AltairX is a VLIW In Order CPU.
It has 3 internal memory:
64 KiB L1 data Scratchpad memory.
128 KiB L1 instruction Scratchpad memory.
32 KiB L1 data Cache 4-way.
The processor has no branch prediction, it will be based on the delay slot (1 cycle for Fetch) and 1 decode cycle + Jump (Delay)
The number of instructions is done via a "Pairing" bit, when it is equal to 1, there is another instruction to be executed in parallel, 0 indicates the end of the bundle.
The goal of this processor is to reach the minimum of latency, and to solve the problem of latency of the RAM. For this, the compiler will have to do two things:
- resolve pipeline conflicts
- preload the data in advance with a DMA
This is a technique used on consoles like the Playstation 2 and 3, we have to make a double buffer, and therefore execute and read our data in buffer 1, while we preload our data in buffer 2.
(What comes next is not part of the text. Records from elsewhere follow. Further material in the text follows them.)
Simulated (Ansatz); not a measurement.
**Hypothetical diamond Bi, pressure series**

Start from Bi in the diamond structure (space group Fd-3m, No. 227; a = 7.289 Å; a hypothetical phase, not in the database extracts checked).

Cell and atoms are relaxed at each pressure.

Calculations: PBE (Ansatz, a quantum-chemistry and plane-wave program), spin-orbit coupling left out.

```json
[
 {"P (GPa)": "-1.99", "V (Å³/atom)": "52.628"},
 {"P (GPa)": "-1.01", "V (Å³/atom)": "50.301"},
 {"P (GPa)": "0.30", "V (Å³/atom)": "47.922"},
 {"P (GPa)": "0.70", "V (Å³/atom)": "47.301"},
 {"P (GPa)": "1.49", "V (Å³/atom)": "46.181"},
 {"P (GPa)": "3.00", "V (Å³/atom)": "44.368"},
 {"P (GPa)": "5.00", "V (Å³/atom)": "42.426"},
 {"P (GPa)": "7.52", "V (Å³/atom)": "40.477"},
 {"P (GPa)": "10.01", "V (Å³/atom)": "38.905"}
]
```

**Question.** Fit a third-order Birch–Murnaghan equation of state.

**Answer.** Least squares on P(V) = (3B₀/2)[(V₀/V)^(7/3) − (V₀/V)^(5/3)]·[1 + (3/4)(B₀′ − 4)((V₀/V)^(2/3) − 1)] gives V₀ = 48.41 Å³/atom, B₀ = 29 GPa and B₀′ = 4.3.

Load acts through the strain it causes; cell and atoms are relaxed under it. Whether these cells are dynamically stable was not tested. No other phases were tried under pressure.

Then we execute the buffer 2 and we preload the buffer 1 and so on.
To resolve pipeline conflicts, it has an accumulator internal to the ALU and to the VFPU which is register 61. To avoid multiple writes to registers due to unsynchronized pipeline, there are two special registers P and Q (Product and Quotient) which are registers 62 and 63, to handle mul / div / sqrt etc etc.
It also has the uncached accelerated to speed up reads only (cache miss lasts half the time).
For floating point numbers in AltairX , it will not be 100% compatible with the standard with IEEE 754 :
-Non-normalized numbers are not handled (they are equal to zero).
-Infinite numbers cannot be handled (they are worth the max value).
-NaN values are not manage (they are worth the max value).
-Rounding is always towards 0
-Exceptions are not handled
There is a VM and an assembler (I use VASM).
So I have to finish the LLVM back end to have a C/C++ compiler.
And improve my VM too.
Of course, all this will have to be tested via an FPGA.